The chapter linked above was first presented at the Durham-Tübingen symposium in 2004. The papers from that meeting were published in this collection.

-anthony


Friday, January 16, 2015

Porter and Ong respond to Foster, Foster responds to Porter and Ong—Chris Keith

The most recent volume of the Journal for the Study of the Historical Jesus has two articles that might intrigue readers who remember Paul Foster's argument against the usefulness of social memory theory in historical Jesus studies or the panel discussion between me, Rafael Rodriguez, Zeb Crook, and Paul Foster at SBL 2013.  Stanley Porter and Hughson T. Ong respond critically to Foster's article ("Memory, Orality and the Fourth Gospel: A Response to Paul Foster with Further Comments for Future Discussion") and Foster then responds to Porter and Ong ("Memory, Orality, and the Fourth Gospel: An Ongoing Conversation with Stan Porter and Hughson T. Ong").  I haven't had a chance to read the whole thing thoroughly but will report back in due course.  My own two-part article "Social Memory Theory and Gospels Research: The First Decade," interacts critically with Foster's initial argument at some points as well and has been with the journal Early Christianity since the summer of 2013.  The editors decided to have a themed volume on the memory approach, which is why it's taken a while to come out.  It will be out later this year.
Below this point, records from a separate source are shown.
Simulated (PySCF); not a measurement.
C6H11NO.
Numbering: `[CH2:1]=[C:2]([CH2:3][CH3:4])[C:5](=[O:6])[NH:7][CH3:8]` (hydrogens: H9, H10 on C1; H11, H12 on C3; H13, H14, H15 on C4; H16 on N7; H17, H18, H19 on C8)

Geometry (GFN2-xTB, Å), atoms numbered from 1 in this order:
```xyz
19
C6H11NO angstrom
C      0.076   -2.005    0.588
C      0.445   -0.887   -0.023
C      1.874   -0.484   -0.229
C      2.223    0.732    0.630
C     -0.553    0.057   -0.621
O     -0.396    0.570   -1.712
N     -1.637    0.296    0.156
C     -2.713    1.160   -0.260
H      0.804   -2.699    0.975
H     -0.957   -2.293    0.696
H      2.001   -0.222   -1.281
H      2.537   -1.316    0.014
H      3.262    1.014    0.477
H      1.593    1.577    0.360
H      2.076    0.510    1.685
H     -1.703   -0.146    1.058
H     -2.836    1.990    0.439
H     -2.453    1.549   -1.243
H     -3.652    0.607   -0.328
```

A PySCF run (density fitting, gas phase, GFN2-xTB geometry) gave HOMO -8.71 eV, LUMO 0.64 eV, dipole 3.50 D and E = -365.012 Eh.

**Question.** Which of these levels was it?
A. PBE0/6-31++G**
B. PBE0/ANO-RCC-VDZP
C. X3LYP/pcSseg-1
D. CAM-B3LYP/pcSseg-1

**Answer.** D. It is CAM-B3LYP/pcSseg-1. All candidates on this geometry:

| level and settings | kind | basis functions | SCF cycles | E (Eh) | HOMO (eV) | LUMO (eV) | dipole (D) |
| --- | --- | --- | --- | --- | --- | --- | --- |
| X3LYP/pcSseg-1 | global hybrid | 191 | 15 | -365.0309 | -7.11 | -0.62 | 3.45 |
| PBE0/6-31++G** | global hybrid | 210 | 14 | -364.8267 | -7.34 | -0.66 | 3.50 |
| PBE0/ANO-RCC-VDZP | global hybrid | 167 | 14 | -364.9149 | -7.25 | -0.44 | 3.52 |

Thursday, January 15, 2015

Wednesday, January 14, 2015

Anthony Le Donne on Mrs. Jesus, Part Three: Most Important Contribution—Chris Keith

In my previous post, I noted that the most obvious contribution of Anthony Le Donne’s The Wife of Jesus: Ancient Texts and Modern Scandals is its offering of a coherent narrative, showing how different socio-historical contexts have led to various portrayals of Jesus’ sexuality, including his marital status.  That is the most obvious contribution of the study.  What I wish to focus upon here, though, is his most important contribution, not only to studies of Jesus and gender but specifically to studies of the historical Jesus.   

In my opinion, the most important contribution is his convincing demonstration that historical silence is a knife that cuts both ways.  Indeed, I’m not sure that I’ve come across a study of Jesus that makes this particular point in such an emphatic fashion.  Let me demonstrate how this works by interacting with two interrelated claims of the book. 

First, and to cut to the chase, Le Donne does not think that Jesus was married to Mary Magdalene, but not for the reason typically given.  Scholars typically argue that Jesus was not married to Mary Magdalene because nothing in the Gospels really would make you think that he was.  Certainly, she seems to be one of his disciples, and a particularly important one of his female disciples.  But there’s really nothing to suggest a sexual or romantic relationship.  Le Donne points this out and shows how this type of speculation really only emerged much later in ancient Christian and medieval reflection on Mary Magdalene.  Supporting this point, he argues that the concept of “romance” isn’t entirely comfortable in Second Temple Judaism and that, when it comes to Jesus’ sexuality or marital status, one should think not in terms of “love” of the hearts-and-butterflies variety but in terms of family, honor, and duty.  Citing Jesus’ tense relationship with immediate family (especially the interchange in Mark 3:31–35) and Jesus’ teaching that his disciples should abandon family and family obligations on various occasions (“Let the dead bury their own dead,” etc.), Le Donne argues that Jesus seems to have been something of a non-conformist when it came to family.  Thus, it seems very unlikely that Jesus would have settled down into a family role with a spouse during his public ministry. 

That last part is italicized because it’s an important nuance that Le Donne has added to the discourse on Jesus and Mary and the second matter I want to mention.  In short, he thinks it is possible that Jesus was married at some point in time earlier.  Indeed, Le Donne goes so far as to say that, in the absence of evidence to the contrary, our default setting should be that Jesus was married earlier in life.  In support, he cites Paul, rabbinic evidence, the Dead Sea Scrolls, life expectancy studies, and also Roman evidence.  He demonstrates that there was societal pressure to marry, pretty much regardless of which society you’re using to approach Jesus. 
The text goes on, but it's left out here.